I centered myself around the female attendant, hoping she would soften the blow of this massive lifestyle change. After bidding her previous customer goodbye, she greeted me, this tech-savvy Generation Xer. “How can I help you?”
I paused. I was at the point of no return. I took a deep breath.
“This is a big step for me.” I admitted. “This is my first Cell Phone purchase.”
She just looked at me with a face of disbelief. “You’re kidding.”
I hung my head in shame. “No.”
I knew I was the fool.
I asked if I could move my landline to this phone, and she said it was possible, and I would need to do some homework on my end, but we could get started that night, and supply me with a temporary number until we “ported” the old number to this new account.
She immediately walked me over to the phone models. I knew this part, I wanted the Cheap-As-In-Free model. And I had a choice of two. I chose the one with the least frills, because I knew I would also be getting one of the no-frills plans, so I would not need any dazzle on my phone.
I even objected to the camera.
So, like a small child, I was lead into the dark forest of cellular contracts. The attendant was very kind, realizing that I had a fragile ego at this point. I was fortunately able to laugh at myself, and my predicament, and she appreciated my sense of humor, even if it was extremely self-deprecating (even for me.) And complimented me at laughing at her jokes. I could not help it, I was nervous.
Finally, I signed my soul away with a 2-year contract. And I knew the worst was over.
Well, not the worst.
She handed my new, activated, cell phone to me.
I think it burned.
The other customers did not appreciate my impression of the Wicked Witch of the East.
(Okay, that didn’t happen.)
But, when I left the store, I felt like a defeated man.
I arrived home, and saw Growler, I just made a face. He inquired, and I pulled the black box assassin of joy from my pocket.
Jeff pointed at me, and laughed.
That is probably the best reaction to what had just happened.




“…the black box assassin of joy…”
Priceless.
Comment by Cindy — November 12, 2009 @ 7:57:51 PM
You have to show me your phone, so I can point at you and laugh, too…
Comment by Melvin Nez — November 13, 2009 @ 10:55:15 AM
If you just leave it at home and toe a string to it and the other end to a wall then you can pretend it is a land line.
Comment by Cisco — November 13, 2009 @ 7:57:21 PM
It is plugged into a wall, Cisco, does that count?

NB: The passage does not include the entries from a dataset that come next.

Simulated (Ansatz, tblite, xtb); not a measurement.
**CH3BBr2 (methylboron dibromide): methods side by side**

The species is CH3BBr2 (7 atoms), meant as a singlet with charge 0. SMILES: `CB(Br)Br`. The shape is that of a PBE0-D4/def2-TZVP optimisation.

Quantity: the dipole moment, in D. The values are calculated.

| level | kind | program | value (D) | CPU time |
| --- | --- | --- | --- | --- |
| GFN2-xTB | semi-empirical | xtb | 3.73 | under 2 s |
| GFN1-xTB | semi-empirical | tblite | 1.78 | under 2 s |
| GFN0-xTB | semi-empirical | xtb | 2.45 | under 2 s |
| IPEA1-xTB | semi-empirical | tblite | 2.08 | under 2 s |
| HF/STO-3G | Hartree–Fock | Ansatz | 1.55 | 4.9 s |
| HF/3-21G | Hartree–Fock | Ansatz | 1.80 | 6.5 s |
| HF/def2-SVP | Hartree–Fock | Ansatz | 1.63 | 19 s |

Comment by Jeremy — November 13, 2009 @ 9:22:04 PM
Egads! This Cell Phone thing is HARD. I’ve not given my cell-phone number to anyone (because the permanent # wont happen until the 17th) and I’m overwhelmed with messages.
This is a good idea, why?
Comment by Jeremy — November 13, 2009 @ 11:27:58 PM
Perhaps you need to add that number to the do not call list.
Comment by Chan — November 14, 2009 @ 12:56:52 PM
messages from whom?? It’s not a new number right?
Comment by Cisco — November 14, 2009 @ 9:53:42 PM
Welcome to the current millenium; cell phone, a phone strapped to your head 40 hours a week, what’s next; you ask for her number?